We're back from the 2019 World Food Innovate Summit and have identified the top takeaways and trends for the industry. We do know one thing for certain: the future of food is in the hands of a new generation of innovators.
Disruption and technology were the key topics on the agenda for global food companies at the World Food Innovate Summit. Speakers touched on all facets of new product development, from consumer-led innovation to trends driving the shape of future innovations.
Future Food Leaders: Scientists and Engineers
Today’s most talked about disruptive food companies are spear-headed by data and food scientists. Keynote speakers included Dairush Ajami, Chief Innovation Officer at US-based meat-free company, Beyond Meat and Tim Finnigan, Chief Scientific Adviser at Quorn Foods whose professional experiences stem in bio-med and food science. Innovators like Darius and Tim are putting food through the microscope, dissecting ingredients at a molecular level to produce a new generation of foods such as the Beyond Burger that excel in their ability to firstly, mimic the texture of meat and secondly, to match consumer desire around health, taste, texture and nutritional preference.
The response has been overwhelming for their meat-free products. UK’s leading retailer, Tesco now has 31 SKUs for meat alternatives on their online store, offering much greater diversity than a few years ago.
Alternatives for Plant-based
A takeaway from the summit was that these new innovators are increasingly concentrating into the meat-free space.

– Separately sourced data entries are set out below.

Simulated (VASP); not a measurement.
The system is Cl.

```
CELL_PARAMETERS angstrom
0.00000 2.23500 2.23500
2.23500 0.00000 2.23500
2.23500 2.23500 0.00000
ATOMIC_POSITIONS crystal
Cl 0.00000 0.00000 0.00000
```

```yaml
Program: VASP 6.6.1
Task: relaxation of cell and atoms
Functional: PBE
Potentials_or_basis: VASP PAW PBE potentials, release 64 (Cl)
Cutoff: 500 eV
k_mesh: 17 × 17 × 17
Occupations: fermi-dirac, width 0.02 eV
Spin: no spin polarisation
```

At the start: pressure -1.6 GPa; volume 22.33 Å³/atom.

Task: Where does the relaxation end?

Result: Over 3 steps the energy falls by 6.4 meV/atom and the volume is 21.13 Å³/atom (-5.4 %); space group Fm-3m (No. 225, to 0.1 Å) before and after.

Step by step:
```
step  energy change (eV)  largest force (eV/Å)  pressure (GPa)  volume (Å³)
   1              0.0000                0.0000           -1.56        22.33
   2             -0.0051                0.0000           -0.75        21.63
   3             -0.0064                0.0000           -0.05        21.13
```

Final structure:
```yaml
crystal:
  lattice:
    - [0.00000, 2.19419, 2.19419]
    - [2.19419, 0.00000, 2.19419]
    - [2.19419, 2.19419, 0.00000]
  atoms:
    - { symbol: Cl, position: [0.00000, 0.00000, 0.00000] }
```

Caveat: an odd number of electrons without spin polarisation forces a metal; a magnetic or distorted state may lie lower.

Plant-based companies like Quorn and Beyond Meat are trying to dispel the perception that plant-based is nutritionally inferior to meat and taste inferior too. 10 years ago, we saw plant-based products exiled to penalty zones in supermarkets where only consumers following diets like vegan or vegetarian would actively search these products out. Today the story is quite different thanks to a new generation of plant-based producers.
For Quorn, their priority was to change consumer perception that meat is essential for muscle growth given that their target consumers are athletes and gym goers. They ran a study with Exeter University comparing muscle growth of individuals on meat versus Quorn for three months and found there was no difference in the amount of muscle growth. Substantiating claims with third-party-led market research has been a key strategy to credibility for the company.
Companies like Quorn are looking to re-position their products from ‘alternatives’ to ‘replacements’ by competing for the attention of meat-eaters directly in the meat aisle. Technology has been central to the development of these products.
Beyond Meat are using gas chromatography, a chemical process used to analyse and separate molecules for their products. Chilean meat-free start-up, Not. Co has turned to Artificial Intelligence algorithms to map the pattern of food molecules. Their aim is to provide a direct substitute for meat that competes in terms of nutrition, taste, texture, visual appeal, colour that consumers will turn to especially given their better environmental credentials. If consumers are offered products that taste as good as beef burgers but have a lower environmental impact and animal-friendly, why wouldn’t they choose them?
There are clear signs of success of new innovators in plant-based space in developed markets. Companies like Beyond Meat have successfully been able to transform consumer behaviour and disrupt the meat-free space. Plant-based has gone mainstream but plant-based companies have excelled by winning meat eaters as their main audience.
Consumer-centric Brands Will Win
Consumer empowerment can transform a declining brand to a growing one. Another important takeaway message from the summit was that innovations should create value for consumers and there may be a lesson for big food to be learned here.
The presentation by Danone on rejuvenating the kids' category in Egypt highlighted the importance of knowing your audience and their preferences. Marketing kids yoghurts to moms don’t make sense if the end product doesn’t appeal to children. Connecting to consumers early on in research and development can help to establish the market potential for a brand.
Britvic’s Head of Technical Insights, Halakh Parikh, pointed out that success isn’t just about changing consumer behaviour, but also changing corporate behaviour stating that eight out of 10 companies often validate products just before launch when there is little room to make adjustments. Ultimately, companies need to connect with consumers early on in R&D but first, they will need to re-think their approaches to product development.
With experts from Siemens sharing best practice on supply chain efficiency and data providers such as Black Swan showcasing the value of data in predicting future innovations, the future of food will increasingly rely on technology and science to bring new products and experiences to consumers globally.
Reconciling these modern production techniques with the growing demand for natural and minimally processed products will be a future challenge for companies like Beyond Meat and Quorn whose long ingredients lists and complex production techniques go against the ‘clean’ eating trend. Will the benefit of eating more sustainable meat alternatives outweighs the desire to eat clean, natural foods?
There was one common theme among all the topics discussed at the World Food Innovate Summit: technology is central to disruption but cannot succeed without first understanding consumers and the markets they live and shop in.